Junie Moon was kind enough to let me share this story with you. I stumbled on it doing a Flickr search for knitted washcloths. June loves to knit for a good cause and we are pleased to support her work. You can see all of June’s projects via her blog and Flickr site.
My husband has us on a “watch all the James Bond movies in order” project. So, I am knitting a cotton washcloth per movie (I’m averaging 2 cloths per ball of yarn). The results are great for giving to the domestic violence shelter (psychologically semi-offsets the violence in the movies) or any other place where they will be useful. They work great in little kits: a washcloth, pretty bar of soap, toothpaste, toothbrush, etc.
I use size 7 needles but bind off using size 9. The yarn brand is Sugar’n Cream. Here is the pattern:
Row 1: K
Row 2: K
Row 3: K3, P1, *K1, P1″ until end of row but K the last 2 stitches
Row 4: K3, P1, *K1, P1″ until end of row but K the last 2 stitches
Repeat rows 1-4 until the washcloth is the size you want, end with row 2, and then BO.

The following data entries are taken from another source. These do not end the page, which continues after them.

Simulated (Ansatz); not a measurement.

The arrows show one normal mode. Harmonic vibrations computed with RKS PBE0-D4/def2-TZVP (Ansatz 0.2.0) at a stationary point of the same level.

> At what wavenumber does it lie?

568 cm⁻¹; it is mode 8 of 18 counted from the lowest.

The washcloths in the photo went towards a couple of charitable endeavors. One was for Kelli Donley’s project to help an orphanage in Mozambique (http://www.africankelli.com/2007/04/17/giddyup/). We were tasked to fill zip-loc bags from a list of needed items. I made 10 packets and in each one went a washcloth I’d knitted along with soap, toothpaste, toothbrush, etc. and I added little toys to each. My little zip-loc baggies were chock full of as many goodies as I could squeeze in there.
In addition to the orphanage project, I knitted some of the washcloths for domestic violence shelters as part of my support for Loves Many Cloths; they have a presence on Ravelry and host a Yahoo! group.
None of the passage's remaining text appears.